The MEEP project provides generic programming environments for emulated hardware running on MEEP. Today, there are two popular program execution modes. MEEP will support the two different program execution approaches:
- The self-hosted mode will behave like a multiprocessor environment (with many processing elements) where all the software components run on the system in a native mode.
- The offload mode is based on a host-device interaction, in which the dense computational part of the application is offloaded to the device (also called accelerator).
The following figure shows a comparison of these two modes.
Programming these two architectures are two different processes.
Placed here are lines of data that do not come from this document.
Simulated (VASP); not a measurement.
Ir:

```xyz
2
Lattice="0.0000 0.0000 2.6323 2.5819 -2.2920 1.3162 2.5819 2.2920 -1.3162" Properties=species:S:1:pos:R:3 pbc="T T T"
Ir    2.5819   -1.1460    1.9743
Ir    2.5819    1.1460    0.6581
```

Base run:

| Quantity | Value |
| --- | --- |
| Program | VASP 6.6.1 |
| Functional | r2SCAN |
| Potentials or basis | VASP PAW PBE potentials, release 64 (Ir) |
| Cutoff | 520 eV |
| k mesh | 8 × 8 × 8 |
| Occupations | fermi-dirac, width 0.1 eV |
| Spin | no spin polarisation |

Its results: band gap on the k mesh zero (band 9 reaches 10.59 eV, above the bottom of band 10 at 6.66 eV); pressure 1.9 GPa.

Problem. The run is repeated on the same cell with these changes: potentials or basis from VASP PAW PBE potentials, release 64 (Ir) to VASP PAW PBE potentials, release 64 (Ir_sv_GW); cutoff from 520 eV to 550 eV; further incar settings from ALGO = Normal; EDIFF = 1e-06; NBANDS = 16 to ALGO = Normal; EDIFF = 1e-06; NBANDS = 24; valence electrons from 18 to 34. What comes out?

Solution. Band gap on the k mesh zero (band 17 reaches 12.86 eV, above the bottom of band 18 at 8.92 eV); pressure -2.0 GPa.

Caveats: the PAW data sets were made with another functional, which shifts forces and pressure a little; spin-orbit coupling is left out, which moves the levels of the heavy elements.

In the self-hosted mode, the parallelism will be expressed in terms of a combination of a distributed programming model (MPI) and a shared-memory programming model (OpenMP); both running in the RISC-V architecture. While in the offload mode both, MPI and OpenMP will run on the host architecture (e.g., x86), but the host is also able to offload heavy computational parts (i.e., application’s kernels) of the code to the accelerator device. We can manage the kernel offloading by means of the target constructs of the OpenMP programming model. Programmers must also consider different memory address spaces and data movements between them. OpenMP also provides mechanisms to ease these operations (e.g., the map clause of the target construct).
The MEEP Prototype
The MEEP project consists of a set of hardware IPs and software components, all running on FPGAs that emulate the system. An FPGA is a programmable hardware device. Combined, the hardware IP and software components form the MEEP prototype, or Emulated Accelerator, ACME, mapped to an FPGA device. The Emulated Accelerator can be anything that can be mapped to the FPGAs. ACME (Accelerated Compute and Memory Engine) is a self-hosted accelerator targeting legacy and emerging HPC applications with both dense and sparse workloads.
The main benefit of the prototype is that it looks similar to the previously presented offload mode, but users should consider that the prototype could actually implement both execution modes.
The following figure shows the relationship between MEEP prototypes and the actual system.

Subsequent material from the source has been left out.